This latter scheme was criticised in another Socialist Party pamphlet called Family Allowances: A Socialist Analysis, which demonstrated how Beveridge's proposed Family Allowances would be of principal benefit to the employing class, not the wage and salary earners. This scheme would allow employers to make across-the-board wage reductions as wages had previously had to take account of the entire cost of the maintenance and reproduction of workers and their families, even though the majority of workers at the time had no dependent children to provide for. The Family Allowances plan was a scheme based on targeting provision on those workers actually with children. Family Allowances: A Socialist Analysis explained:
wages must provide not only an existence for the worker himself, but also enable him to rear future generations of wage workers to take his place. It is quite logical therefore from a capitalist point of view to raise objection to a condition which in a large number of cases provides wages "adequate" to maintain children for those who in fact possess no children.
In outlining the case for universal state benefits and health care, the Beveridge Report was undoubtedly of some benefit to sections of the working class who, for one reason or another, had found themselves outside the existing scheme of provision. But as the case of Family Allowances demonstrated some of the gains for the working class were more apparent than real.
As the Socialist Party was able to predict, the recommendations of Beveridge and, for that matter, the modifications that have been made to the various branches of the welfare state in the past 50 years, have not succeeded in solving the poverty problem. Particularly since the end of the post-war boom in the late 1960s (the 'golden age' of capitalism?), the problems of poverty and income inequality have accelerated. The health services and social security have to be paid for ultimately out of the profits of the capitalist class, generally via taxation (the burden of which in the last analysis falls on the bosses) or borrowing. In an increasingly competitive and crisis-ridden global economy, the welfare state becomes a luxury they cannot afford. (See also REFORMISM.)
Reading
Thane, P., The Foundations of the Welfare State, 1982.

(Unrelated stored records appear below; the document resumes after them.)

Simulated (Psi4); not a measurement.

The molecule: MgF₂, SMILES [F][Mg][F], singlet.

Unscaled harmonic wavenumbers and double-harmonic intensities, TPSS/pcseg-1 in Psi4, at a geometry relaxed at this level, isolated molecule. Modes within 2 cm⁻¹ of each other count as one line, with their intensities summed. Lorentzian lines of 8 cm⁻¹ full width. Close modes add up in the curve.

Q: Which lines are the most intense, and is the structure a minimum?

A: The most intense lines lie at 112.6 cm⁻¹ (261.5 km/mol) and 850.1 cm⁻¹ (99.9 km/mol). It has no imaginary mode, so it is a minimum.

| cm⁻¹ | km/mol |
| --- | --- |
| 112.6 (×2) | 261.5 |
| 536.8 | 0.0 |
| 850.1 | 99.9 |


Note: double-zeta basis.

Workers' councils. Advocated by some left-wingers as the means to fight capitalism, overthrow it, and establish and administer socialist society. Workers' councils, comprised of delegates from workplaces to co-ordinate the struggle, are to be distinguished from Works' Councils. The latter are currently being sponsored by the European Union, as a means to 'industrial democracy', by encouraging workers to be more competitive and productive in conjunction with their bosses. (See also DEMOCRACY.)
Reading
Bricaner, S., Pannekoek and the Workers' Councils, 1978.

Working class. All those who are excluded from the ownership and control of the means of wealth production and distribution and depend for their existence on wages and salaries or incomes derived from them. In Britain this is over 90% of the population, the remainder being mostly the capitalist class - those who live on unearned income derived from their ownership of land and invested capital.
As shorthand, Socialists sometimes refer to the working class as wage slaves or wage and salary earners. This, however, is a way of bringing out the importance of wage labour for capitalism, and is not a value judgement by Socialists on the worth or importance of the people involved. The life-blood of this system is the pumping of surplus value out of wage labour. But in fact employees constitute only about half the total number of the working class. Of necessity, there are many roles within the working class that are needed to facilitate the reproduction cycle of labour power, such as schoolchildren, housewives, pensioners and so on. The whole working class is involved in creating, maintaining and reproducing labour power. For the benefit of the capitalist class. (See also CAPITALIST CLASS; CLASS.)
Reading
Thompson, E.P., The Making of the English Working Class, 1968.

Zero growth. Capitalism is primarily an economic system of competitive capital accumulation out of the surplus value produced by wage labour. As a system it must continually accumulate or go into crisis. Consequently, human needs and the needs of our natural environment take second place to this imperative. The result is waste, pollution, environmental degradation and unmet needs on a global scale. The ecologist's dream of a sustainable 'zero growth' within capitalism will always remain just that, a dream.
However, on the new basis of common ownership, democratic control and production solely for use, socialist society will be able to sustain a stable and sympathetic relationship with nature. After clearing up the mess left by capitalism and a possible initial increase in production to eliminate poverty, production can be expected to settle down and level off at a level sufficient to provide for human and environmental needs. (See also ECOLOGY; NEEDS; SOCIALISM.)
Reading
Pepper, D., Modern Environmentalism: An Introduction, 1996.